It may be the snowman.

The difference is more visible when you visit a product page. For Dell, the product page is where they sell you stuff. For Apple, it's where they inform you. In fact, Apple's storefront is a separate part of the site.



Dell's product pages are cluttered with text, ads, and tiny product images. An Apple product page, in contrast, is full of large pictures of the product with small blurbs of text that will take you to more information. Dell's site says, "We care about you buying stuff." Apple's site says, "We care about our products." Of course, Apple wants you to buy their products, but their site allows you to get to know the piece of hardware or software you are buying first. This approach demonstrates a care that makes Apple's site stand out.

As if baiting the Mac/PC feud with the last comparison isn't bad enough, now let's look at the campaign pages for Barack Obama and John McCain. (I know I've been blogging about Obama a lot here lately, and I promise I'm almost done.) The Obama campaign site exudes attention to detail, and that same level of attention has been applied to Change.gov.



The team designing the Obama site pays careful attention to color use and font use. The layout is uncluttered, and the design team pulls off the difficult task of utilizing red, white, and blue without seeming patronizingly patriotic. The McCain site follows many of the same principles as the Obama site, but his site never seems to feel a unified whole. Cartoonish icons combined with a dark color scheme with obvious instance of stock photos. To misuse the Arizona senator's own words, it looks like someone phoned this one in.

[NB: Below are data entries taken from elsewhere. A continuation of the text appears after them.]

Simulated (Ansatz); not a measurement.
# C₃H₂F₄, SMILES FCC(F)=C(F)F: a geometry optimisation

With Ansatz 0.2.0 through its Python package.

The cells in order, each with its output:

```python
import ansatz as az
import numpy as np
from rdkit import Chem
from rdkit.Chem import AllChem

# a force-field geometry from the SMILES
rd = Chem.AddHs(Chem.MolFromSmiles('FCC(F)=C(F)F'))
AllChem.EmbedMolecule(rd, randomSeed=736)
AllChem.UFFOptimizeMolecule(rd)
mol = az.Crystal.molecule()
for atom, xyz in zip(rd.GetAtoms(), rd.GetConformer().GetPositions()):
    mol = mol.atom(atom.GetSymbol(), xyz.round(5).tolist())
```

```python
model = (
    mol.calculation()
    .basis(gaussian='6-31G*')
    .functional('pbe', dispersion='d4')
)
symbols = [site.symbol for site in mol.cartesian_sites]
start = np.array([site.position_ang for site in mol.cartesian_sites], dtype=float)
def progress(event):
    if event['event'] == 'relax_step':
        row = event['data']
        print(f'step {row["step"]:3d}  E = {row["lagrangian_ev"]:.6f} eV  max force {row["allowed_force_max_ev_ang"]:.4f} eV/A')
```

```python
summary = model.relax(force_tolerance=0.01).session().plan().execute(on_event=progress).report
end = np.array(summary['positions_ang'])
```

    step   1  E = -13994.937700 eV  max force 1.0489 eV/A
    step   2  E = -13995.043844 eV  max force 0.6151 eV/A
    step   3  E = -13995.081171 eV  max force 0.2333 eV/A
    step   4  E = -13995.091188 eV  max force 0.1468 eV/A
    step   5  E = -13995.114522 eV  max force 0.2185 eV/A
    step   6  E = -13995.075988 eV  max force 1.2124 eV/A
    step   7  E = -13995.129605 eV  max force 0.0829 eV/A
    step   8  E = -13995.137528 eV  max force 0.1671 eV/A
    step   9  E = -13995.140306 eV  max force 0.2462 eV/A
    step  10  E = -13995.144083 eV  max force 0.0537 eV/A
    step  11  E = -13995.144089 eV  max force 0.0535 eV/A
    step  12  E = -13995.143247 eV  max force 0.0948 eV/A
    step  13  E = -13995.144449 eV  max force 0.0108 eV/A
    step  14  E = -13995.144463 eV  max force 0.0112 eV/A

Elections are about issues in my book, and the Obama team did a great job making it easy to quickly grasp and investigate the candidate's stances. Each issue page starts with a quick overview of Obama's plan in that area, followed by a table-of-contents and a comparison chat between candidates, followed by an extensive overview of Obama's plan, followed by a synopsis of his career record in that area. On the other hand, McCain's issues are presented as plain blocks of text. There's nothing wrong with this, but the care and work that obviously went into Obama's site makes it stand out.

The Lesson

I've been rambling about site design for the past several paragraphs, and you might be wondering what this has to do with presentations. Simply put, if you create your presentations around tired templates and merely plug in the requisite facts, you fail to differentiate yourself from the crowd. Adding care is a vital ingredient to standing out from the crowd. If you are speaking in public, talk about your topic like it matters. Design your slides like they matter. Good design is about caring. Caring is about something that matters, and if your talks mean something to you, they'll mean something to your audience.